21. When contract subsists, though performance was put to end to by completion, repudiation, frustration, breach or otherwise, disputes arising out of the obligation under the contract will have to be set out. For that purpose, the only course will be submission to the decision of the person or persons whom they have chosen by the contract and in that eventuality only such persons shall have jurisdiction in such matters. By putting an end to performance alone, the contract shall not come to an end. It will survive till the obligations are settled and the parties are relieved out of the contract. Even after completion of work, the question may arise whether contract still subsists or stood perished and as to whether the arbitration clause still survives. Such issues are to be determined in the facts and circumstances of each case as no strait-jacket formula can be laid down which may have universal application. Even in a case, a party issues certificate that it has received the amount in full and final settlement and nothing survives, still question may remain open regarding the genuineness of such document, conditions under which certificate had been issued - D&C; Builders Ltd. v. Rees2 QB617; and Cochin Refineries Ltd. v. C.S. Co., Engg. Contractors AIR 1989 Ker. 72.

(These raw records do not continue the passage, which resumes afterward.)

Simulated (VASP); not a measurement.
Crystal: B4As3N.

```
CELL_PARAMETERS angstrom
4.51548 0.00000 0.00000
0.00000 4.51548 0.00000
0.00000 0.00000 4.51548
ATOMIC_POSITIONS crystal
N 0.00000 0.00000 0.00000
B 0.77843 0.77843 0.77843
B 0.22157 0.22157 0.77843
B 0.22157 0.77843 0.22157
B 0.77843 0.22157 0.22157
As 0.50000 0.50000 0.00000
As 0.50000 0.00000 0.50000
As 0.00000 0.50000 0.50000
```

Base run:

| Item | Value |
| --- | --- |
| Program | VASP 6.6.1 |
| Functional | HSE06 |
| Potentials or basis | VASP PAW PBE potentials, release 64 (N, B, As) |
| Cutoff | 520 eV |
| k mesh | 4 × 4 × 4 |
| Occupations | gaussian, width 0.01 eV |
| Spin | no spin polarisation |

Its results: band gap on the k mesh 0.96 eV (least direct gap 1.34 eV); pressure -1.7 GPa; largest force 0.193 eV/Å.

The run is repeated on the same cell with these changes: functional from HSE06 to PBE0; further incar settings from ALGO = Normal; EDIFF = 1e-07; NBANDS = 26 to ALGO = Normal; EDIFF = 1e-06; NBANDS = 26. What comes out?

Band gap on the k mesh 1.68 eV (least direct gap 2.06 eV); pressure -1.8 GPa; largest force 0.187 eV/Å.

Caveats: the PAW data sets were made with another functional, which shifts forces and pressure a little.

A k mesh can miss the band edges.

22. In Vipinbhai R. Parekh v. General Manager, Western Railway AIR 1984 Guj. 41, the Court held that if a contractor, afterpayment of all dues by the other party issue No Claim Certificate, the application under Section 20 of the Act is not maintainable on the ground of estoppel by conduct as also because arbitration agreement ceased to exist on termination of it. Where, therefore, the dispute between the parties is that the contract itself does not subsist either as a result of its being substituted by a new contract or by recession or alteration, that dispute cannot be referred to the arbitration as the arbitration clause would perish if the averment is found to be valid. As the very jurisdiction of the Arbitrator is dependent upon the existence of the arbitration clause under which he is appointed, the parties have no right to invoke the clause which perishes with the contract.
23. A Full Bench of Kerala High Court in State of Kerala v. C. Abraham AIR 1989 Ker. 61, held that if parties by agreement deliberately and consciously struck off the arbitration clause, the court has no competence/ jurisdiction to make reference to the Arbitrator in such a case.
24. In General Manager, Northern Railway v. Sarvesh Chopra 4 SCC 45, the Hon'ble Supreme Court reconsidered the scope of Section 20 of the Act and observed as under :--
'...While dealing with a petition under Section 20, the court has to examine : (i) whether there is an arbitration agreement between the parties, (ii) whether the difference which has arisen is one to which the arbitration agreement applies, and (iii) whether there is a cause, shown to be sufficient, to decline an order of reference to the arbitrator. The word 'agreement' finding place in the expression 'where a difference has arisen to which the agreement applies', in Sub-section (1) of Section 20 means'arbitration agreement'. The reference to an arbitrator on a petition filed under Section 20 is not a function to be discharged mechanically or ministerially by the Court; it is a consequence of judicial determination, the court having applied its mind to the requirements of Section 20 and formed an opinion, that the difference sought to be referred to arbitral adjudication is one to which the arbitration agreement applies....' (p. 52)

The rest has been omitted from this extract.